Having recorded and released two fine albums in what might be described as favourable circumstances, the members of Shadowland found working on their third album to be a much greater challenge. By this time (1995), Clive Nolan had become deeply involved with Arena while Karl Groom was similarly hard at work with Threshold. For the first time, Nolan shares some of the writing credits with Mike Varty. Varty had provided keyboards at live gigs (while Nolan sang) but by now he had been taken into the band as a full recording member. In his sleeve notes for the fine "Cautionary tales" box, Groom recalls that they "Never had everyone in the studio at the same time.... it was actually quite hard to get the album finished".

The album opens in dramatic fashion with the 9 minute "U.S.I. (United States of insanity)", a track which finds the band making what is arguably their most progressive piece thus far. The song is a melting pot of time changes, soaring synths and dynamic lead guitar. It challenges Nolan's vocal abilities to the full, but he just about pulls it off. While the title may suggest this is a song along the lines of IQ's"Harvest of souls", lyrically there is no such controversy to be found.

"Mephisto bridge" has a very Arena like introduction, Karl Groom's guitar work being highly reminiscent of that of John Mitchell. The song actually suits Nolan's vocals much better, bringing out a surprising power in his voice. The two part "The seventh year" includes what must rate as Karl Groom's finest lead guitar solo ever. Sub-titled "Why Krukulick", his contribution here is simply stunning.

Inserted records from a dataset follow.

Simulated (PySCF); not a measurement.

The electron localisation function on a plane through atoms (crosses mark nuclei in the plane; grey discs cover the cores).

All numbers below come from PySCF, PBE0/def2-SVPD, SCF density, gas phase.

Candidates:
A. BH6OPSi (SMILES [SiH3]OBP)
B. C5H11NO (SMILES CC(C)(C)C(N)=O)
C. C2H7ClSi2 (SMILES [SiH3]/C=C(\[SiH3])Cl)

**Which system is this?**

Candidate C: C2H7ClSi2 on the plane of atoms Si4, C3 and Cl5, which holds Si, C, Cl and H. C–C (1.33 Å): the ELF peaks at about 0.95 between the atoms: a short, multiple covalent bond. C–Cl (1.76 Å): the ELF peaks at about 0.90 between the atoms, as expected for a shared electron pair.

"Zuleika" is an intriguing song, as it draws on world music influences while incorporating backing vocals by "The Mad Hatter's choir". It is certainly quite different to what we expect from Shadowland, and fans could be forgiven for dismissing it. For me though, the track works reasonably well. At almost 12 minutes, the title track is the longest on the album. As with the opening "USI", the song features many of the key identifiers of prog, in this case we have some fine retro keyboards, mellotron sounds and cello. The closing track, "Salvation comes" I simply love. The song is a building anthem like piece with a simple melody. The choir like vocal is quite different again to the typical Shadowland.

The only track which does not really work is the acoustic "Father" which has the feel of a demo, Nolan's voice being rather over exposed on this occasion.

In all, "Mad as a hatter" is undoubtedly the most progressive of the three Shadowland albums. Each of the songs is a prog epic or mini-epic, packed with all the tenets of a fine prog song. The circumstances of the recording may have been less favourable, but the band responded to the challenge superbly, drawing upon their ever growing experience to create a wonderful result.

Shadowland was effectively put on ice as soon as this album was released. A planned tour was cancelled and the members focused on their other projects. Nolan and Groom would continue to work together while Ian Salmon would join Arena. The band never actually split up though, and while no further studio albums have been forthcoming, they did tour together again in 2009.